ST505      Half Unit
Statistical Modeling and Data Analysis

This information is for the 2020/21 session.

Teacher responsible

Dr Yunxiao Chen


This course is available on the MPhil/PhD in Statistics. This course is not available as an outside option.

In the first year, this course will be open only to MPhil/PhD in Statistics. In the future, it may be made available as an outside option to students on other programmes where regulations permit. 


A knowledge of probability and statistical theory to the level of ST102 and ST206, and linear regression to the level of ST211. Some experience with R or other statistical software or programming languages (e.g., Python, Matlab) will be assumed.


Course content

This course provides an overview of modern applied statistics. It will cover an introduction to quantitative research design, exploratory data analysis and data visualisation, generalised linear models, and generalised latent variable models (including mixed effects or multilevel models, longitudinal data analysis, and structural equation models). The course will have an applied emphasis with students gaining hands-on experience in data analysis using R and practice in the interpretation of results. 


This course will be delivered through a combination of classes and lectures totalling a minimum of 30 hours across Michaelmas Term. This year, some or all of this teaching may be delivered through a combination of virtual classes and flipped-lectures delivered as short online videos. This course includes a reading week in Week 6 of Michaelmas Term.

Formative coursework

Students will be expected to produce 1 project in the MT.
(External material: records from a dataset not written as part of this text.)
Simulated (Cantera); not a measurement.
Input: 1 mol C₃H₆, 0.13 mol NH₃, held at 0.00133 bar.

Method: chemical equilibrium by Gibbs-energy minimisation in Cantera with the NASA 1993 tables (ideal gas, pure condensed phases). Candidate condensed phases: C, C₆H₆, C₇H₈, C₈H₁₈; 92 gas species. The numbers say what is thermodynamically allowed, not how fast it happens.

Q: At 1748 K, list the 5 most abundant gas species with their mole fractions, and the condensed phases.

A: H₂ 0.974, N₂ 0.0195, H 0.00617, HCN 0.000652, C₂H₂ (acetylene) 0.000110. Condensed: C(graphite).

Students will be given a real dataset and asked to analyse the data to answer scientific questions and then write a report. Students' reports will be marked and feedback will be given.

Indicative reading

Maindonald, J., & Braun, J. (2006). Data analysis and graphics using R: an example-based approach. Cambridge University Press

Gelman, A., & Hill, J. (2006). Data analysis using regression and multilevel/hierarchical models. Cambridge University Press.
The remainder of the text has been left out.